Monday, September 23, 2013

Ousted Mexican Teachers Driven from One Landmark take Another

By Allan Wall

Mexico City is the political capital of Mexico and its economic and cultural capital as well.  An interesting fact about Mexico City is that it was not named after the country of Mexico; rather, the country was named after the city.

Tourism is an important part of Mexico City’s economy. For tourists, Mexico City holds many attractions and is certainly worth a visit.  Personally, I’ve found it to be a fascinating city.  Despite the city’s size, its tourist attractions are very accessible.

For more on Mexico City, see my article Mexico City: Forward Looking City with a Pre-Hispanic Past.  Click here for a gallery of Mexico City photos taken by my wife and sons.   The gallery includes photos of the Zocalo and the Monumento a la Revolución, mentioned later in this article.

Public protest is also an important part of Mexico City life.  There is always some group protesting something -- one of the latest and loudest being teachers opposed to education reform.

It's important to clarify which teachers union is protesting, as there are two with similar names. The dissident teachers union, known as the C.N.T.E. (Coordinadora Nacional de Trabajadores de la Educación), has been protesting the passage of a new education reform law. The larger S.N.T.E. (Sindicato Nacional de Trabajadores de la Educación) supports the reform and is not protesting it.

For a month, protesters from the C.N.T.E. were camped out on the Zocalo.  The Zocalo is the main plaza of Mexico City.  Historically, it’s been the heart of the city since the Aztecs founded their city of Tenochitlan on an island on Lake Texcoco.  That city became the capital of their empire and the nucleus of present-day Mexico City.

The Zocalo is the location of the National Cathedral and the Palacio Nacional, the Mexican capital building.  Nearby is the Templo Mayor Aztec archeological site and museum.  The Zocalo is a major tourist attraction.  But there is usually some group of protesters on the plaza.

So the C.N.T.E. protesters were camped out on the Zocalo.  The problem was that Mexican Independence Day celebrations were coming up.

Mexican Independence Day is the 16th of September, but the festivities really begin the night before on the 15th.  A special celebration is held in plazas throughout Mexico at 11 p.m. the night of the 15th of September.  Certainly, the biggest celebration of all is held at the Zocalo.  So something had to be done.  But the C.N.T.E. folks refused to budge.

In order to persuade them to leave, on September 13th the Mexican federal police used water cannons and tear gas, and systematically pushed them out of the Zocalo. Of course the police had their riot gear, as they had to endure some rocks being tossed by the striking teachers.  But they got the plaza cleared out. (For a photo gallery and video of some of the events click here.)

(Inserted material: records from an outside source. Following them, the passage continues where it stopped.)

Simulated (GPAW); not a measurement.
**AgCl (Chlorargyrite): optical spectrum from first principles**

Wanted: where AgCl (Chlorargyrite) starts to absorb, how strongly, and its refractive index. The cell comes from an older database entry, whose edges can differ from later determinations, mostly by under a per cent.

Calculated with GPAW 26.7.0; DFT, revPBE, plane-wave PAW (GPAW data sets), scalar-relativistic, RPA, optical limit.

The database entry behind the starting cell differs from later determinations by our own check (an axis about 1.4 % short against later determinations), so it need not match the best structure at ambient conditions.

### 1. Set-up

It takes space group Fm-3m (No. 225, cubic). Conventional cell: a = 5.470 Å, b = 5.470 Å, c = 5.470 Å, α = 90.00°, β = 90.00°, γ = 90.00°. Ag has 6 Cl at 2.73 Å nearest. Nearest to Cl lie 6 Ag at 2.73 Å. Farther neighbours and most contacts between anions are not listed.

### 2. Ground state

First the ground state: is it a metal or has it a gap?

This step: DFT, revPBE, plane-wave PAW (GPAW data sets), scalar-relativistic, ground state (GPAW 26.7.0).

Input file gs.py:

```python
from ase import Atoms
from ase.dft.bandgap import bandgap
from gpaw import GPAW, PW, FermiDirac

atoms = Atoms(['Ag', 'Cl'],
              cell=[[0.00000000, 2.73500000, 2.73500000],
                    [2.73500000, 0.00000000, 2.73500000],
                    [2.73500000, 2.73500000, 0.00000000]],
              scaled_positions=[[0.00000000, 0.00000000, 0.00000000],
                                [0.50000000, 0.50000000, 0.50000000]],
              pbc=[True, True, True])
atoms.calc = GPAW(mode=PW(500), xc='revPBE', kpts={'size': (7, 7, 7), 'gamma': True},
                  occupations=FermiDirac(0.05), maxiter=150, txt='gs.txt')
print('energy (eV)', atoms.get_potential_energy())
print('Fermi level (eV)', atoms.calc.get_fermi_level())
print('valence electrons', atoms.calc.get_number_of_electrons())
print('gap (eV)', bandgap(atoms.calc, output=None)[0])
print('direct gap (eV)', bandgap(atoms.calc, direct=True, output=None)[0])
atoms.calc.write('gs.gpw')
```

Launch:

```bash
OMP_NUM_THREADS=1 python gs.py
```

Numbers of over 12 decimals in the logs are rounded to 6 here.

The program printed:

Tear gas, also known as CS gas, is often used in crowd control and dispersal.  The defining component of tear gas, or CS gas, is the compound 2-chlorobenzalmalononitrile (also known as o-chlorobenzylidene malononitrile).  CS gas is rather unpleasant.  I had a little experience with it in my military training, click here for a related article.

The C.N.T.E. protesters, undaunted, relocated at another Mexico City landmark, the plaza of the Monumento a la Revolución.  The government, however, is offering individual protesters a return bus ticket to Oaxaca, from whence many of them came, for $260 pesos.

Protests can be very disruptive for ordinary citizens, especially when they block traffic routes.  Indeed, blocking traffic routes was a goal of the demonstrating C.N.T.E. protest marches.

Mexican pundit Sergio Sarmiento, in a recent column, criticized the Mexican government for allowing such disruption.

According to Sarmiento, “The security forces have not intervened until now except to protect the presidential residence of Los Pinos, the Senate and the Legislative Palace, or to dislodge the Zocalo for patriotic celebrations.  The prolonged blockades of principal thoroughfares have been carried out with the participation of relatively small activist groups due to the decision of the security forces not to intervene.  The blockades do not affect federal and Mexico City functionaries.  The most important can travel by helicopter.  They also have the special support of the security forces that open for them the blocked routes that apply to others.  The functionaries also have alternative offices in which they can work when access to the officials' offices are blocked.  For normal citizens, however, the blockades become significant losses of time and money.”

But then, if protesters don’t attract attention what’s the point?